Floats were also part of the parade, and one proved especially memorable. It incorporated the Log Cabin and Hard Cider campaign theme, introduced by Democrats as a way to criticize Harrison but adopted by the Whigs to indicate their candidate’s purported common-man lifestyle. The float consisted of a log cabin with several coon skins nailed about the door, and a live coon . . . playing upon the bark roof. The obligatory barrel of hard cider rested inside the cabin. Banners were tacked on either end of the building. One identified Harrison with another American military hero, George Washington; the other said, in part, Harrison and Reform. This last inscription gave a nod to both the Whigs’ support of various moral reform movements as well as Harrison’s desire to bring a different direction to the presidency. A testament to the latter came from the drummer leading the float, a former British prisoner of war captured by Harrison at the Battle of the Thames, the 1813 engagement on which the Whig candidate’s military fame primarily rested. The drummer reportedly testified on his former captor’s behalf: General Harrison saved him from one Monarchy [the British] and is about to save him from another [Van Buren].²

The Whigs had formed in 1834 during Jackson’s second administration but had been unsuccessful in their efforts to defeat Van Buren in the 1836 election. Four years later, their chances of replacing him with Harrison were good if they could find a way to convince the growing number of voters that their party held the nation’s future success in its hands.

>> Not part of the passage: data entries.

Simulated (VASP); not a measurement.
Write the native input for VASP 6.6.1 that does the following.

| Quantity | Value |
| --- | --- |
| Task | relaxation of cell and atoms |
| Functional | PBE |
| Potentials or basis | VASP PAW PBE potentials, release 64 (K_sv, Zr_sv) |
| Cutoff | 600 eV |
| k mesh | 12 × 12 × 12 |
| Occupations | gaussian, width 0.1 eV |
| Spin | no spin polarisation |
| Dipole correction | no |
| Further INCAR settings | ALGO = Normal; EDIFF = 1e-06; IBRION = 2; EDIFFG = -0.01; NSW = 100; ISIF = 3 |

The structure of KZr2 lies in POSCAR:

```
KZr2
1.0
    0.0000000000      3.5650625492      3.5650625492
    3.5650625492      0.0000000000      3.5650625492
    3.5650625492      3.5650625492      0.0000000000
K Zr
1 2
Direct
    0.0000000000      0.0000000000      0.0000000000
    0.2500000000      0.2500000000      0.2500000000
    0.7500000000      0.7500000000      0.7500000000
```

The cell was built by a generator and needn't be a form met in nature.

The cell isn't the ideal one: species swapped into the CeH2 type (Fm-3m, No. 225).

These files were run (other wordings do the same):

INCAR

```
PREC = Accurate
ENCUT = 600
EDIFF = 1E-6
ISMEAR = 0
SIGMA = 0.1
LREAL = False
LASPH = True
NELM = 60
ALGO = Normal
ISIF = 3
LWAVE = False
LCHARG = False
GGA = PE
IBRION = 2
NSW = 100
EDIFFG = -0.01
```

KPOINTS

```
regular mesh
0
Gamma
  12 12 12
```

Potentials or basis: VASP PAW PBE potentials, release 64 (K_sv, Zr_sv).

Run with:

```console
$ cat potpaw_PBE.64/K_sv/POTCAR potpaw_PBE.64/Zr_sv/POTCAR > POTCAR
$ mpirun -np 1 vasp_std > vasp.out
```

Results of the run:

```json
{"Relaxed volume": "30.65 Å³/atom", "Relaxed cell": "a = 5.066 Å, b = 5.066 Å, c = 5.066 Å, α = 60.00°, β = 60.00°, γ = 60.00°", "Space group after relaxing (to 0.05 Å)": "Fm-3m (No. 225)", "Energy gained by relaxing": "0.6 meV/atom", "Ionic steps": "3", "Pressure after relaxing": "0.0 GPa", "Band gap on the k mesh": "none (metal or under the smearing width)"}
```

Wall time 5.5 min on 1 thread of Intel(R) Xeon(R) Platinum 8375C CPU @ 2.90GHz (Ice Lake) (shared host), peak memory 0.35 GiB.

Van Buren’s fall from grace came quickly once he ascended to the presidency in 1837. He had risen from his home state of New York to become the trusted confidant of Andrew Jackson, the seventh president. When Jackson took office in 1829, Van Buren served first as his secretary of state (1829–31), then as his vice president (1833–37). In 1836, the New Yorker won election as Jackson’s successor. His administration suffered, however, from the Panic of 1837, a series of economic downturns across the nation that began almost immediately after he took office and left him precariously perched to win a second term. He and the Democrats nevertheless were positioned to draw on the organized partisanship of the very two-party system that Van Buren had helped to rejuvenate over the past few years.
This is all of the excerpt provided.